Infrastructure built for three-year holds cannot support seven-year execution. The gap shows up in wasted spend, missed signals, and decisions made on stale information.

"Infrastructure built for three-year holds breaks at seven."

What longer holds actually require

Every add-on needs its own research spine. Customer overlap analysis. Integration risk assessment. Competitive positioning. Real synergy validation, not assumptions about scale benefits. When a platform runs 15 acquisitions over six years, that means 15 separate research projects layered on top of ongoing portfolio monitoring.

Every value-creation initiative demands fresh work. Is the pricing power thesis holding? Are customers actually adopting the new product? Is the sales force execution improving? These questions cannot be answered with the entry report. They require continuous intelligence tied to milestones and board calendars.

The smartest deal teams spotted early warning signs that would have been invisible under the old model. Churn creeping in a key cohort. A competitor taking share in a micro-segment. Customer satisfaction declining after an integration. Pricing power eroding beneath stable headline numbers.

Continuous intelligence makes these patterns visible before they become write-downs. Episodic reports discover them at exit prep, when options have narrowed and leverage has shifted to the buyer.

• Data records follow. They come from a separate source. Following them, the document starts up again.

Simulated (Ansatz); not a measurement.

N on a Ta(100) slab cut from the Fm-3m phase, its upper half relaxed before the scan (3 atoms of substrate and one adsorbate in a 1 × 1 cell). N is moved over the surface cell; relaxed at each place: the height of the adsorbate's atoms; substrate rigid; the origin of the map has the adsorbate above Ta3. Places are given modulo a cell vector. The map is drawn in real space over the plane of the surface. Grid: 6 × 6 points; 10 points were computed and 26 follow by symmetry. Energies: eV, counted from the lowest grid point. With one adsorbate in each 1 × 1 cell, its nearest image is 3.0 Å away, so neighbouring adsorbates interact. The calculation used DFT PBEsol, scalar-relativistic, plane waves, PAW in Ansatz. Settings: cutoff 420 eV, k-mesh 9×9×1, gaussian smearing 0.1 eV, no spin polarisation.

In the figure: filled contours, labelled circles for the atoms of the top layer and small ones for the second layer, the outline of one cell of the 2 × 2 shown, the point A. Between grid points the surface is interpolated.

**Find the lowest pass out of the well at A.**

Research as an operating system

Leading firms moved from one big report at entry to continuous, decision-linked programs that track performance throughout the hold.

Instead of heavy diligence followed by gut feel, they run frequent pulses. Standing surveys that track customer behavior, pricing power, competitive share, and NPS. Expert interviews tied to specific decisions rather than general coverage. Customer cohort analysis that surfaces variation hidden in aggregate numbers.

The cadence matches the portfolio rhythm. Quarterly pulses aligned with board meetings. Deep dives before major capex or M&A decisions. Rapid-turn projects when competitive threats emerge or management narratives need stress-testing.

Research moved from a project to an operating system. The entry report became the baseline, not the endpoint. Everything after that builds on it, updates it, and challenges it with fresh data.

"Research moved from a project to an operating system."

Buy-and-build intelligence infrastructure

Top sponsors treat research as infrastructure for sourcing and underwriting bolt-ons, not just validating platform investments.

Better teams map sub-scale targets by micro-segment, customer mix, and technology stack before bankers pitch. They know which assets fit the thesis and which introduce integration risk. They have intelligence on competitive positioning and customer overlap before the first meeting.

Targeted work on each add-on reveals where synergies actually come from. Not assumptions about procurement leverage or back-office consolidation. Specific findings on customer overlap, cross-sell potential, and operational fit. Findings that get tested against reality after close.

Results roll into a single view of platform positioning and synergy realization. Not disconnected reports sitting in different folders. An integrated picture that shows cumulative progress and surfaces gaps in the value-creation plan.

Top sponsors treat research as infrastructure for buy-and-build execution: mapping targets before bankers pitch, validating synergies before LOI, and tracking realization after close.

De-risking execution throughout the hold

Tougher exits put value-creation plans under scrutiny. LPs and secondary buyers want evidence that operational improvements actually happened. Management presentations claiming transformation need independent validation.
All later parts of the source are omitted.